Fore! DOJ Probes Official Golfing on Government Trips
The Justice Department looks into why official hired a Honduran General.
June 18, 2008 -- A DOJ official who was caught golfing during conferences and who put a former Honduran Colonel on the payroll at $450 a day now finds himself in the hot seat and faces a Justice Department investigation and a Congressional hearing.
The DOJ Inspector General has launched an investigation into fancy trips around the world taken by J. Robert Flores, the Administrator of the Office of Juvenile Justice and Delinquency Prevention and a Bush appointee, which always included golf and/or tennis, according to current and former staff members.
"Flores would golf during the day while on official travel around the country on tax payer funds," said Scott Peterson, a former staff member at OJJDP who traveled with Flores on various occasions.
An OIG investigator questioned one staff member about Flores' travel and about an ex-Colonel in the Honduran army hired by Flores who at one time ran for president of Honduras.
The former Honduran presidential candidate Hector Rene Fonseca was not a US citizen in 2004 when hired and did not meet the residence requirement of living in the US for two out of the previous five years, according to a DOJ staffer familiar with Fonseca's contract.
The staffer said it took Flores a year to jump over all the legal hurdles necessary to hire Fonseca and went so far as to get a waiver from the Assistant Attorney General for Administration at Main Justice. The staffer said the Human Resources Department was concerned that giving access to the DOJ computer system to a non-US citizen and a former Honduran Colonel could be dangerous for security reasons.
Fonseca, whose Honduran military career spanned three decades, was contracted to work on faith-based and gang issues, according to DOJ staff members. The staffer familiar with Fonseca's contract said Flores invented the job and that no one in the office knew that job was needed until the HR Department was told to hire Fonseca. He was paid $450 per day and was expected to work full time, according to the staffer.
Staffers said that although he was given an office, which is unusual for a DOJ contractor, he rarely showed up.

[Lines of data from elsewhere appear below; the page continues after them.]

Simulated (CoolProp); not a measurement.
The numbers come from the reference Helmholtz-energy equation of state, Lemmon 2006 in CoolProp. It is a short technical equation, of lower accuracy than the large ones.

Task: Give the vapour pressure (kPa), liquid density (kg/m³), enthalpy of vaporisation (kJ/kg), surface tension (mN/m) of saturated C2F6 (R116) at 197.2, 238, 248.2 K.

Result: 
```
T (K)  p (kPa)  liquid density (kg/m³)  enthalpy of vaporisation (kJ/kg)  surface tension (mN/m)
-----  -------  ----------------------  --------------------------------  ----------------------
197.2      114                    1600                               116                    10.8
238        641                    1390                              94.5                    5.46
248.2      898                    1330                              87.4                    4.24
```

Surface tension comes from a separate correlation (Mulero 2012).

Fonseca attended Church with Flores, according to DOJ staffers, and is married to Deborah Lynne De Moss, a major GOP contributor. Fonseca himself donated $2,000 to Bush in 2004, the same year he was hired, and reportedly raised about $50,000 more on behalf of the president, even though he could not vote in the election.
In an email obtained by ABC News, Fonseca said farewell to his colleagues in July of 2007, saying "It is my hope and prayer that the joy and peace of Jesus Christ will be real to each on of you."
Fonseca could not immediately be reached for comment on this article.
The DOJ would not comment on this story but referred ABC News to Flores' testimony tomorrow at the Committee on Government Oversight hearing.
The hearing will probe how Flores awarded hundreds of millions of DOJ grants that have come under scrutiny after current and former employees said he ignored professional staff recommendations and played favorites with groups connected to the Bush White House.
ABC News conducted an investigation into the Flores' grant awards, which aired last week on "Nightline".